Assume RAX points to the root node and nodes just contain two child pointers and everything is aligned and whatever.
:invert
cmp rax, 0
jnz swap:
ret
:swap
push rax
mov rax, [rax]
call invert
mov rbx,[rsp]
xchg rax, [rbx+8]
mov [rbx], rax
call invert
pop rax
ret
The last time I used an assembler was before x86-64 was invented, I am not even sure I ever used one in protected mode. But that seems a totally reasonable whiteboard interview question. Written in notepad, might not assemble. Might even be totally incorrect and I am posting it so that the internet generates the warning and error messages.
EDIT: After reading the article now, that seems rather inefficient to me, to use local variables on the stack for everything. And why is the function returning a node if it is mutating the tree in place?
The variables on the stack are the most efficient after registers, so you are right that a local variable should be kept into a register if possible, otherwise in the stack, and only then in other places (e.g. if it is too large for the stack).
However, when writing in assembly one must pay attention that at least RBX, RBP and R12 through R15 must be preserved by any function (on Windows also RDI and RSI must be preserved).
So in your code you should not use RBX, but a volatile register, e.g. RDX or RCX. If you would insist on using RBX, it would have to be saved and restored.
However, when writing in assembly one must pay attention that at least RBX, RBP and R12 through R15 must be preserved by any function
Only if you're calling external code that assumes that. The power of Asm largely comes from not needing to follow arbitrary conventions in your own code. The boundaries where you interface to external code are the only constraints.
The top of the stack should generally be already present in the cache, so stack memory would be faster than heap memory where objects aren’t necessary as close together or accessed as frequently.
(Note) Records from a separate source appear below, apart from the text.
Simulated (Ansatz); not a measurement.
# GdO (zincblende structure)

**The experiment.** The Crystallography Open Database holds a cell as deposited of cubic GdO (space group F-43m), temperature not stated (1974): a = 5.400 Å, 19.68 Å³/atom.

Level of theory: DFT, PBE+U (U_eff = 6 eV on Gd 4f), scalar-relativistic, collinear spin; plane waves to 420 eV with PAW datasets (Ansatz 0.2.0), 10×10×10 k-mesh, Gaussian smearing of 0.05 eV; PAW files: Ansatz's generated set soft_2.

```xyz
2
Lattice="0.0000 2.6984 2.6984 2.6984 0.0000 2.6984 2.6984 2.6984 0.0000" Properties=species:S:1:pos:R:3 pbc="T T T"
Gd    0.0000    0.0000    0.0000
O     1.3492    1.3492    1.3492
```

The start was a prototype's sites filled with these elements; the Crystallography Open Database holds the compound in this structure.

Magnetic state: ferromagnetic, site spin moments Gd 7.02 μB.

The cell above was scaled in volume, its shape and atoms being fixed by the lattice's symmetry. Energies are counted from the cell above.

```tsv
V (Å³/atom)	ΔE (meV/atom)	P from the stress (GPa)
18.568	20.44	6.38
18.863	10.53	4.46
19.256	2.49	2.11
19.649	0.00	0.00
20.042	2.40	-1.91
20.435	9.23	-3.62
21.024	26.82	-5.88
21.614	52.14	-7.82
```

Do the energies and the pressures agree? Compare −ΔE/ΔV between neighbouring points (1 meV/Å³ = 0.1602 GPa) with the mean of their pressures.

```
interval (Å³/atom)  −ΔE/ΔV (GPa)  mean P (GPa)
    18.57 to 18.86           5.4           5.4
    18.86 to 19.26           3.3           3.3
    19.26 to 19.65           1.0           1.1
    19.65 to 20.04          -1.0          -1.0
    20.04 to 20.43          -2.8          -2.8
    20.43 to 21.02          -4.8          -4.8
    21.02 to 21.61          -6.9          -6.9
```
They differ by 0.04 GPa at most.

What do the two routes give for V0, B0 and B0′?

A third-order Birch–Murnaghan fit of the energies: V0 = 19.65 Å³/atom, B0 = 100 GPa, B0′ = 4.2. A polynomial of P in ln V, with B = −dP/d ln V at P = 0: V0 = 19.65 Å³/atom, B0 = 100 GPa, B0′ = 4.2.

I am not familiar with any other reason besides the fact that stack-pointer arithmetics are done through a dedicated HW, called stack-engine, which sits in the CPU frontend. This effectively means that stack-pointer uOps are going to be get executed quicker because they do not have to go all the way through the CPU backend processing. This also saves some of the bandwidth on the CPU backend side allowing other uOps to be processed sooner.
I know none of the calling conventions in any detail anymore and just used the registers in alphabetical order. Totally expected that this would violate something.
EDIT: After reading the article now, that seems rather inefficient to me, to use local variables on the stack for everything. And why is the function returning a node if it is mutating the tree in place?